Re: Using exceptions with FFI

  • From: Mike Pall <mike-1208@xxxxxxxxxx>
  • To: luajit@xxxxxxxxxxxxx
  • Date: Fri, 17 Aug 2012 21:29:45 +0200

Simon Cooke wrote:
> I'm using the FFI library to call C++ code that may throw exceptions -

That's not entirely safe and it'll happily crash on some
platforms, if/when the FFI call is JIT-compiled.

> My initial solution creates a Lua callback function that takes the
> error message as its argument and calls error(ffi.string(message)).

See: http://luajit.org/ext_ffi_semantics.html#callback

  "It's allowed to throw errors across a callback invocation,
  but it's not advisable in general. Do this only if you know
  the C function, that called the callback, copes with the
  forced stack unwinding and doesn't leak resources."

> I wondered if there might be a better solution, or if something
> equivalent to the existing "C call wrapper" feature might be a
> possibility.

Well .. one would need to communicate back the error condition
from the FFI call (and then exit the trace). Alas, there's no
provision for this, other than ABI-compliant exception handling.

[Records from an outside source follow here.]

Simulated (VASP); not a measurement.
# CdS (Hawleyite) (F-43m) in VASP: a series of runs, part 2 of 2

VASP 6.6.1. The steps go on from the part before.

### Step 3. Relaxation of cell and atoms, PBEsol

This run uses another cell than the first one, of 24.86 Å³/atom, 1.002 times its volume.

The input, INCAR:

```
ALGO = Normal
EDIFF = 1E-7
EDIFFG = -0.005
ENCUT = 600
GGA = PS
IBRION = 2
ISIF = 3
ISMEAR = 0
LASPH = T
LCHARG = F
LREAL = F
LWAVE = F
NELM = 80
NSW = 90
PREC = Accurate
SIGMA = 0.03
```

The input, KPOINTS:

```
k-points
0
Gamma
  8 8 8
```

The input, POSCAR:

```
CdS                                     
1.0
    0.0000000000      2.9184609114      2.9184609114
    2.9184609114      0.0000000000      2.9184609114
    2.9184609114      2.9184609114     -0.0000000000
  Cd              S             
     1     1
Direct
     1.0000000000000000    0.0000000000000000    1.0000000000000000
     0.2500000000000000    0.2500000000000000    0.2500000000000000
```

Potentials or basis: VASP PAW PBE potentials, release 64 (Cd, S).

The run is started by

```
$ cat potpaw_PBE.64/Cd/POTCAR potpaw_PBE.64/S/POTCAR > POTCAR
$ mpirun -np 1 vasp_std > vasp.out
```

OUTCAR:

> Would native support for intercepting throw "..." be
> feasible, for example?

The main difficulties are that a) unwinding across JIT-compiled
code is not entirely safe, since it assumes 'nothrow' semantics
for FFI C calls and b) one would need to somehow inject the unwind
info for the dynamically generated machine code on x64 platforms.
Windows/x64 has a documented, but clumsy API for that, but AFAIK
on POSIX/x64, you're SOL.

The do-it-yourself solution would be to add a try/catch wrapper on
the C++ side, return some error code and then check for it on the
Lua side and call error() on failure.